Paraguayan Senate Approves Crypto Bill

A bill aiming to regulate cryptocurrencies and their use in Paraguay has received approval in the country’s senate. The legislation had already been submitted earlier to the deputy chamber and some changes were made to it before it was given the greenlight.

This piece of law establishes clear tax exemptions and definitions for companies that are operating in crypto mining and other sectors of the crypto industry in Paraguay.

The crypto bill

Latin American countries are seeking to regulate and standardize cryptocurrencies in order to provide investors operating in the industry within Paraguay with greater clarity.

A crypto bill received the go-ahead from the Paraguayan senate on July 14th, which outlines a number of rules that individuals and companies would be required to follow in order to deal with crypto in the country.

Senator Fernando Silva Facetti, along with others, had introduced the crypto bill in question in the previous year. The deputy chamber made some amendments to the bill that were aimed at improving it.

The details of the bill

According to the bill, the institution that will have the responsibility of regulating the crypto industry in Paraguay would be the Ministry of Industry and Commerce.

Moreover, there are rules applicable to crypto mining companies in the bill under which they would have to reach out to the national power administration.

The purpose would be to share a power consumption plan with them and the institution will have the authority of cutting the power of these companies if they do not follow the plan outlined.

Apart from that, they would also be required to pay in advance for the power they intend to consume. As far as taxes are concerned, the bill highlighted that while value-added taxes were not applicable to crypto-related activities, they would be required to pay income taxes.

Lawmakers unsure

Even though the Senate has given its approval for the crypto bill, it is up to the president of Paraguay, Mario Abdo Benitez to decide if he wants to apply a veto to it, or sanction it.

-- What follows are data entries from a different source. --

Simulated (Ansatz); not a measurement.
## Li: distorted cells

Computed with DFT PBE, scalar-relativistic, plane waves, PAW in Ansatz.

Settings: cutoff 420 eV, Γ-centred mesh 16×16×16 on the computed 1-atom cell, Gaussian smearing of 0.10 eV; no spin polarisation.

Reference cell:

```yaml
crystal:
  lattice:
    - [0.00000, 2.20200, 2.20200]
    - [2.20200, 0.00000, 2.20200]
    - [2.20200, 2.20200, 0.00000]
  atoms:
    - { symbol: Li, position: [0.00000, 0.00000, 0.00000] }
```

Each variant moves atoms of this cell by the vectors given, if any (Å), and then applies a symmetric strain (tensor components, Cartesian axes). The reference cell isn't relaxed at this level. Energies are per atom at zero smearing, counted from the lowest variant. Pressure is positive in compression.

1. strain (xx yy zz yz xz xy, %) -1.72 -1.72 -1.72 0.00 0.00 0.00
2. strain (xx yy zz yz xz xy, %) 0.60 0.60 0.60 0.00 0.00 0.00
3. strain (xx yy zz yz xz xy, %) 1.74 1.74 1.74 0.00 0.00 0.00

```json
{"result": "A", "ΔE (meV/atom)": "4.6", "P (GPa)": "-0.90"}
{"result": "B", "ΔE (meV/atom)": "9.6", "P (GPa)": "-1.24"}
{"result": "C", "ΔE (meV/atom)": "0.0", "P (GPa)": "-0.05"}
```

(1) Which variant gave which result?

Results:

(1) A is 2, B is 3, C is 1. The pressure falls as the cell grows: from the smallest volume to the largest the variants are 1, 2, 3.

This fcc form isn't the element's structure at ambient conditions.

But, there were some lawmakers who are unsure about the approval of the legislation in its existing form. Some of them called on the president to veto the bill.

A senator named Esperanza Martinez was unhappy with the initiative because he asserted that crypto does not even classify as a real industry. He also added that the space was also extractivist as well as electricity intensive. Thus, he said that it did not offer enough job positions and consumed plenty of resources.

Another senator by the name of Enrique Bachhetta shared the same views as Martinez. He also said that the president should veto the law. If it is indeed vetoed, it would not be the first time that Latam countries have made such a move.

Laurentino Cortizo, the president of Panama, had also partially vetoed a crypto bill because of concerns about the money laundering activities associated with the crypto industry.